Question

\(\mathrm{T} / \mathrm{F}\) : If \(f\) is continuous at \(c,\) then \(\lim _{x \rightarrow c} f(x)\) exists.

Short answer

True: If \(f\) is continuous at \(c\), \(\lim _{x \rightarrow c} f(x)\) exists.

Step-by-step solution

Understand the Problem

We need to verify if the statement "If \(f\) is continuous at \(c\), then \(\lim _{x \rightarrow c} f(x)\) exists" is true or false. Continuity at a point \(c\) implies certain conditions for the function \(f\).

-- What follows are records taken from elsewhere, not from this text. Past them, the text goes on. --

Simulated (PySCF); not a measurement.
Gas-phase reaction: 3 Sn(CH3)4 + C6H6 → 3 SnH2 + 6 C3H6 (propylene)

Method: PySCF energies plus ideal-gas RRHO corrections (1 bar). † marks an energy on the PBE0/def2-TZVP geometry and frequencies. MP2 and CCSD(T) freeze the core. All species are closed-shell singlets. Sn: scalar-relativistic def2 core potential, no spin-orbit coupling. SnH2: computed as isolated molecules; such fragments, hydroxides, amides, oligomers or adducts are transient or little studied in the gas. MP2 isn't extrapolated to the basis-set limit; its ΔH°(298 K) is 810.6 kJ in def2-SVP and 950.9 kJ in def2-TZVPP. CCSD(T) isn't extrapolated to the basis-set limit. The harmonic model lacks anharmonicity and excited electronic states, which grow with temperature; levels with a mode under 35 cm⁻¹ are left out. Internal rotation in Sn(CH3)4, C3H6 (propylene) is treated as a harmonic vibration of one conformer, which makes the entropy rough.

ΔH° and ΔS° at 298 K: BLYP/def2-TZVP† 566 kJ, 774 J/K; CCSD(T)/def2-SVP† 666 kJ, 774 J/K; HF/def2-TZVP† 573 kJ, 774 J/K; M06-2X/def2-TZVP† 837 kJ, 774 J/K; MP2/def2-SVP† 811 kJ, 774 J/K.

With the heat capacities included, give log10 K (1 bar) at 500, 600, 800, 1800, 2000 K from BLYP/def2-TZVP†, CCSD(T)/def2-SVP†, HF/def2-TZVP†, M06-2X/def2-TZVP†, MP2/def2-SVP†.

Define Continuity at a Point

A function \(f\) is continuous at a point \(c\) if \(\lim _{x \rightarrow c} f(x) = f(c)\). This means the function approaches the value \(f(c)\) as \(x\) approaches \(c\) from either side.

Analyze the Implication

If the function \(f\) is continuous at \(c\), it directly means that \(\lim _{x \rightarrow c} f(x) = f(c)\). By definition, for a limit to exist, the left-hand limit and the right-hand limit must both exist and be equal to each other and to \(f(c)\).

Conclude the Solution

Since the definition of continuity at \(c\) includes the existence and equality of \(\lim _{x \rightarrow c} f(x)\) to \(f(c)\), it follows that if \(f\) is continuous at \(c\), \(\lim _{x \rightarrow c} f(x)\) exists by definition.

Key concepts

Limit of a function

The concept of a "Limit of a function" is fundamental in calculus. When we talk about the limit of a function as it approaches a particular point, we're exploring the behavior of the function values as they get infinitely close to that point. This does not require the function to actually reach the point, just that it approaches it closely.
In mathematical terms, for a function \( f(x) \), the limit as \( x \) approaches \( c \), expressed as \( \lim_{x \to c} f(x) \), asks: "What value does \( f(x) \) get closer to, as \( x \) gets closer to \( c \)?"
For a limit to truly exist, the values of \( f(x) \) must get close enough to a single finite number as \( x \) nears \( c \) from both sides (left and right). This means:

• The left-hand limit: \( \lim_{x \to c^-} f(x) \)
• The right-hand limit: \( \lim_{x \to c^+} f(x) \)

The expression \( \lim_{x \to c} f(x) \) only exists when both of these side limits exist and are equal.

Point of continuity

A function is said to be continuous at a point, often referred to as the "Point of continuity," when the function behaves predictably around that point. This means there's no sudden jumps, breaks, or holes in the graph of the function.
For a function \( f \) to be continuous at a specific point \( c \), three specific conditions must be met:

• The function \( f(c) \) must be defined. There has to be a real number result when you input \( c \) into the function.
• The limit \( \lim_{x \to c} f(x) \) must exist. This implies a convergence of function values from both directions towards a common value as \( x \) approaches \( c \).
• The actual function value at \( c \) equals the limit value, which is \( f(c) = \lim_{x \to c} f(x) \).

When these conditions are satisfied, it tells us that moving towards point \( c \) from either side brings you smoothly to \( f(c) \), indicating no disruption in the function at that point.

Existence of limits

The "Existence of limits" is a core prior condition needed for many calculations in calculus. Simply put, defining \( \lim_{x \to c} f(x) \) means that as \( x \) gets closer to \( c \), the values \( f(x) \) approach a particular number from both sides.
Let's dive into what it takes for a limit to exist. We need:

• Both the left-hand limit (approaching from values smaller than \( c \)) and the right-hand limit (from values greater than \( c \)) must be found and must both be numbers.
• These numbers must be equal. If they differ, the limit does not exist.

When we state that a limit exists, we are essentially saying that the function behaves consistently around that point, with no directionality discrepancies (from the left or right). In terms of establishing continuity, this is an integral part because without an existent limit, continuity can't even be considered.